The United States will continue to work with other nations to address the range of Iranian malign influences, Defense Secretary James N. Mattis told the Senate Appropriations defense subcommittee today.
Mattis and Marine Corps Gen. Joe Dunford, the chairman of the Joint Chiefs of Staff, testified before the panel on the fiscal year 2019 defense budget request. The secretary also discussed President Donald J. Trump’s withdrawal from the Joint Comprehensive Plan of Action that the United States and European allies negotiated with Iran in 2015.
The pact was aimed at limiting Iran’s nuclear program.
“Yesterday, President Trump announced the administration’s decision to withdraw from the Joint Comprehensive Plan of Action, terminating U.S. participation, and re-imposing sanctions on the Iranian regime,” Mattis told the subcommittee. “We will continue to work alongside our allies and partners to ensure that Iran can never acquire a nuclear weapon, and we’ll work with others to address the range of Iran’s malign influence. This administration remains committed to putting the safety, interests and well-being of our citizens first.”
Iran is a prime disturber of the peace throughout the Middle East, defense officials have said, and the plan, as it stands, does nothing to curtail the Iranian regimes malign activities. “[Syrian strongman Bashir] Assad is still in power today, still murdering his own people and still creating refugee flows that we’ve not seen before based on the support out of Iran,” Mattis said.
But Iran’s activities are not limited to Syria as their influence extends into Lebanon, Yemen and Bahrain, defense officials have said. The Houthi movement in Yemen, a Shiite group, has fired missiles made in Tehran at Saudi Arabia, defense officials have said.

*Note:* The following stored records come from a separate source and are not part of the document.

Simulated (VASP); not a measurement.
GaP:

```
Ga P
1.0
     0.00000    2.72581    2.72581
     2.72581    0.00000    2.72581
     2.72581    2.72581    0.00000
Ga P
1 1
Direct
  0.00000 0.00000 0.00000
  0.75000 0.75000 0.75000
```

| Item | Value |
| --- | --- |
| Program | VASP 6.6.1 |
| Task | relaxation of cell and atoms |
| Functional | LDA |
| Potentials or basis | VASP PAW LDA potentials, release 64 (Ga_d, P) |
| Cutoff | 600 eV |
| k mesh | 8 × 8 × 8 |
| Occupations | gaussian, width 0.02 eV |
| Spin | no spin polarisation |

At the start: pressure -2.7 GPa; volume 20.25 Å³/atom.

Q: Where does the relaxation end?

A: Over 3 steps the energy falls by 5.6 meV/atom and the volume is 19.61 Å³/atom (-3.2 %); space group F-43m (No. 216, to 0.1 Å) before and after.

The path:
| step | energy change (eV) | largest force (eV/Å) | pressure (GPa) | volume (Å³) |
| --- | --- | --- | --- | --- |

“We have not seen any drawdown or reduction in Iran’s malicious activities and malign activities across the region,” the secretary said.
The secretary stressed that the United States will continue to work with allies to “try to bring Iran back into more responsible behavior.”
Iran needs to be confronted not just for its nuclear program, Mattis said, but for its development of ballistic missiles, support for terrorism, launching of cyberattacks and threats to international commerce.